Constantin Brăiloiu
Constantin Brăiloiu was a Romanian composer and internationally known ethnomusicologist.
He was born in Bucharest, the scion of an old boyar family from Oltenia. His father, Nicolae Brăiloiu, and his grandfather, Constantin N. Brăiloiu, were both lawyers and politicians. Constantin Brăiloiu studied in Bucharest, Vienna, Vevey and Lausanne, as well as Paris. In 1920, he founded the Societatea Compozitorilor Români along with other composers, and he served as general secretary of the organization between 1926 and 1943.

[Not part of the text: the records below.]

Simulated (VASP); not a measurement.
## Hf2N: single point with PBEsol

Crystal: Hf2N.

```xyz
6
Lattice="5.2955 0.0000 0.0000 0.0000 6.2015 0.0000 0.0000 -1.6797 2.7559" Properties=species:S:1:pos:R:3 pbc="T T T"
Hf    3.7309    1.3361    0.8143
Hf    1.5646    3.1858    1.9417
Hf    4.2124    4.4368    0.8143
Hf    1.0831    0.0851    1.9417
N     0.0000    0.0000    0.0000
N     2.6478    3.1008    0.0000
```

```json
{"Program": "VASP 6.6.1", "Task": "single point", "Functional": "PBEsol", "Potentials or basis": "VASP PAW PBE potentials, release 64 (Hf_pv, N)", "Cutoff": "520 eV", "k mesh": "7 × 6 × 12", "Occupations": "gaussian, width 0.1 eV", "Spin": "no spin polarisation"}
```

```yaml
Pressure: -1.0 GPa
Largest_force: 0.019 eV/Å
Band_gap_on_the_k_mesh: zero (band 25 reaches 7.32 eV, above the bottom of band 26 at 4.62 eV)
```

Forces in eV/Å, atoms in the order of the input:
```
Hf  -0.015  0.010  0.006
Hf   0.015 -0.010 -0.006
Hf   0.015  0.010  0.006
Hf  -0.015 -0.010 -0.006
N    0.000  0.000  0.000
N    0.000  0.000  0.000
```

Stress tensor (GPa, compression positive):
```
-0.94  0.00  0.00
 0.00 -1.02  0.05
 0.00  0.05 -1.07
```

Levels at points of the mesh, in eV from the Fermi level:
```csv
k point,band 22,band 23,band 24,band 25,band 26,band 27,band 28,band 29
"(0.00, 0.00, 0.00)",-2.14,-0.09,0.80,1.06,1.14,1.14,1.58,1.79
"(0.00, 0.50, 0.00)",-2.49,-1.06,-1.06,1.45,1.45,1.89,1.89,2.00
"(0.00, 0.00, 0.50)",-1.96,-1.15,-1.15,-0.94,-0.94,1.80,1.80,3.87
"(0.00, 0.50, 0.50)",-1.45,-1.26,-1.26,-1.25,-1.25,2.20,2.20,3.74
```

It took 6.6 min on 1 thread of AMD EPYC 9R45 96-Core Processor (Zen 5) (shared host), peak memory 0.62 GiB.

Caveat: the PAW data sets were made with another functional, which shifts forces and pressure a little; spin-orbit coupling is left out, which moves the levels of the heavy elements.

In 1928, he initiated the composer's collective Arhiva de folklore, which soon became one of the largest folk music archives of its time. From 1928 he and sociology professor Dimitrie Gusti visited the various regions of Romania in order to make sound recordings. In 1931, he published the article "Schița unei metode de folclor muzical", which became one of the foundational texts for ethnomusicology.
In 1943, he became cultural consultant for the Romanian embassy in Bern. Due to the political incidents in his homeland he stayed from then on in Switzerland. In 1944, he organized another archive in Geneva, Les Archives internationales de musique populaire , that was part of the Musée d'ethnographie de Genève. He served as director for the AIMP from 1944 until his death in 1958, and collected musical recordings from all over the world. In particular, between 1951 and 1958 he released 40 volumes in the series Collection universelle de musique populaire enregistrée on 78 rpm records. In 1948, he became assistant professor at the CNRS in Paris.
Brăiloiu was a corresponding member of the Romanian Academy from 1946. He died in Geneva of a stroke, at age 65. The Ethnography and Folklore Institute of the Romanian Academy now bears his name.